In January 1649 the House of Commons’ High Court of Justice
convicted the nation’s King, Charles I of High Treason and sentenced him to
death. Around forty years later
Charles’ son, James II was chased out of Britain and replaced by a new King,
Willliam of Orange. These two
different revolutions speak volumes about what works in terms of political
reform and what makes matters worse.
The excesses of Charles I were to be supplanted by the
far-worse sanctimonious-oppression that was the Commonwealth. A judgemental, puritanical view had
been taken of the real world and found it wanting. Its solution was to tear down institutions and attempt to
replace them. The experiment did
not work because it failed to follow the grain of human nature and relied on
ideology.
This nation’s second revolution four decades later was
pragmatic and worked with the grain of human nature. It maintained the institutions of state, but reformed them
and rearranged them to be more in balance with each other. In the first revolution of Oliver
Cromwell, Parliament and the New Model Army, Monarchy and House of Lords were
abolished. Anglicans and Baptists
persecuted. Folk traditions were
stamped out. Rather than recognise
that all human institutions are maintained by flawed humans, the Roundheads
seemed to believe abolition of institutions would mean human flaws could be
overcome.
Parliament had learnt the second time around in 1688 that
the flaws lay with the men who held these institutions on trust, not the
institutions themselves. They
therefore kept the monarchy but constrained the power of the individual who
filled the office.
The argument of this blog is that the institutions
themselves are natural, right and indeed Providential. The blogger argues further that all
institutions of Western, Christian Europe that are prescriptive and
longstanding are legitimate in their own right. Monarchy, Parliament, Church, nation and family are gifts
handed down to us. If we attempt
to straighten out Kant’s crooked timber of humanity by stripping away these
institutions we will cause that timber to splinter and shatter. Because of the crookedness of the
timber the answer is piecemeal not radical reform. That is the lesson of our nation’s two revolutions.

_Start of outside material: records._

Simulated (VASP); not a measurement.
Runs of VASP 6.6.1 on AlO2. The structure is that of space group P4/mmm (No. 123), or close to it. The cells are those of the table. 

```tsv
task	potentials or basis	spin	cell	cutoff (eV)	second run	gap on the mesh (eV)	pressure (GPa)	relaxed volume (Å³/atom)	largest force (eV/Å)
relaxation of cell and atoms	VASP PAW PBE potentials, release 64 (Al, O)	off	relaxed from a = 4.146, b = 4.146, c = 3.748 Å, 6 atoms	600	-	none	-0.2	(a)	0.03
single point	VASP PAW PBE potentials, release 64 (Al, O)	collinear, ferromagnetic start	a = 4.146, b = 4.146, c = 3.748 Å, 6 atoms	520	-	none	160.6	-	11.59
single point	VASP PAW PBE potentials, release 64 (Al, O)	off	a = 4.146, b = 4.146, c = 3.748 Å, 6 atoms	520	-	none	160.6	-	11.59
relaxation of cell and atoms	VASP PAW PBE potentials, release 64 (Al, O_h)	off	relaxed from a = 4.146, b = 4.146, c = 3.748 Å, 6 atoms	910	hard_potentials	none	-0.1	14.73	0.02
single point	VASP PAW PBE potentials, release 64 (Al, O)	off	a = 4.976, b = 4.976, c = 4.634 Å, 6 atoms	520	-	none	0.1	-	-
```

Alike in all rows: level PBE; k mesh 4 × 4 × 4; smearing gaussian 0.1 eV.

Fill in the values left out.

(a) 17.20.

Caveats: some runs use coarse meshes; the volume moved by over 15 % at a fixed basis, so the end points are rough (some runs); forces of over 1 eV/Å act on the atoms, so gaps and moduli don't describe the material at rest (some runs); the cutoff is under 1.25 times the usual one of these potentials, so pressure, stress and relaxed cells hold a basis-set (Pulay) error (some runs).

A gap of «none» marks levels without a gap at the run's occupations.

This principle can be applied to the local and the domestic
too. Many families have their
problems undoubtedly, but the family itself is a valuable gift to be
treasured. It is completely mad to
say that because some individuals are bad and ruin family life that this means
family life is itself bad. No, it
is our own flawed nature that can prevent us from living family life to the
full.
Because some men are bad husbands to their wives or are unfaithful, it does not follow that
the tradition of Man and Wife should be abolished, as some radical feminists
might argue. The problems are
specific to the individuals and do not lie in the institution of family itself.
The answer from government and law should be to protect the
wife from being disadvantaged, but not to downgrade marriage itself. The specific mischief should be addressed not the
institution attacked. In the same
way our longstanding institutions such as the Monarchy should be valued not
abolished. Our current constitutional
set up means no individual could now abuse the office for the purposes of arbitrary
government as James II did.
This is the lesson of our history: When we attempted to abolish the institutions in an attempt
to create a utopia we were confronted with a dystopia, where the institutions
that bind us together were no longer there to hold our society together. When we instead reformed specific parts
of the mechanism of government in the Glorious Revolution we created a lasting
settlement centred on the continuing institutions of constitutional monarchy
and the established church. That
is the tale of our two revolutions and it is unfortunate that the French copied
and took to its extreme of terror our first revolution rather than our second
revolution.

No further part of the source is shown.